27/05/2016 10:14 PM AEST | Updated 28/05/2016 3:46 AM AEST

Obama Embraces Hiroshima Survivor Who Pushed To Add U.S. Victims' Names To Memorial

"We remember all the innocents killed in the arc of that terrible war."

The world was reminded how far America's relationship with Japan has come since the terrifying days of World War II when U.S. President Barack Obama embraced one of the survivors of the Hiroshima attack.

Obama became the first sitting U.S. president to visit Hiroshima, paying tribute to the city ravaged by an American atomic bomb at the end of the war. 

Over 100,000 people died from the attacks on Hiroshima and Nagasaki, the only times in world history that a nuclear bomb has been used as a weapon of war. Nuclear disarmament has been a top priority of Obama's presidency, and he urged those who heard his Friday speech to continue his mission.

"We remember all the innocents killed in the arc of that terrible war," he said before meeting Shigeaki Mori, a historian who lived through the 1945 bombing of Hiroshima.
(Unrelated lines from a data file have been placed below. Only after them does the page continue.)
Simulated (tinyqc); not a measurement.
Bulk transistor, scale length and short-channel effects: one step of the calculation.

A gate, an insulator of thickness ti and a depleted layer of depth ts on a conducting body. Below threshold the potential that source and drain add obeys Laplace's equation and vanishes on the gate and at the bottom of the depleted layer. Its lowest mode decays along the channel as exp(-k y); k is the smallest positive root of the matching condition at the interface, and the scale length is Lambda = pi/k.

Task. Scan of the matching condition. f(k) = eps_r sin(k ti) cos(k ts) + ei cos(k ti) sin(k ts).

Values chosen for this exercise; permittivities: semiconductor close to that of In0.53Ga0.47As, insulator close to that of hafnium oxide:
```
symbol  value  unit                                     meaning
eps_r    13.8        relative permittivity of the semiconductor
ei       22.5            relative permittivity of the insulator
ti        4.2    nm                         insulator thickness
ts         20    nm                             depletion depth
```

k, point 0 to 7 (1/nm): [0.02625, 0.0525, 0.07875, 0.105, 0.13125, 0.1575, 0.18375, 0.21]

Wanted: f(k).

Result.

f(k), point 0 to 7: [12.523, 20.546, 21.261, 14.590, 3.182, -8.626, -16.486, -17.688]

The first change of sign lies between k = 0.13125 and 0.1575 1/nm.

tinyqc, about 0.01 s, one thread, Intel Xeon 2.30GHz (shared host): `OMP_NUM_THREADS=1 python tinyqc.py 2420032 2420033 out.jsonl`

Mori isn't just a survivor, though. He's also spent decades advocating for the American victims of the Hiroshima attack.

President Barack Obama hugs Shigeaki Mori, an atomic bomb survivor, during a ceremony at Hiroshima Peace Memorial Park on Friday.

Mori tracked down the families of the 12 American POWs killed in the bombing, learning about their lives and pushing for their names to be added to the city's official memorial. Mori was 8 when the bombs dropped, and considers the Americans victims as much as the Japanese.

“Unless someone speaks for them, their sacrifices would be thrown into darkness," he told Stars and Stripes last year. "I wanted to shed light on those Americans who fell the victims of the bombing just like [the] other 140,000 people.”

The Americans' names were eventually added to the Hall of Remembrance in Hiroshima Peace Memorial Park.

Prior to Obama's trip, Mori told CNN that "I think it is wonderful that he will visit Hiroshima to mourn for all victims of war."

Shuji Kajiyama/AP
Shigeaki Mori, right, pushed for the names of American POWs killed in the Hiroshima attack to be added to the city's official memorial.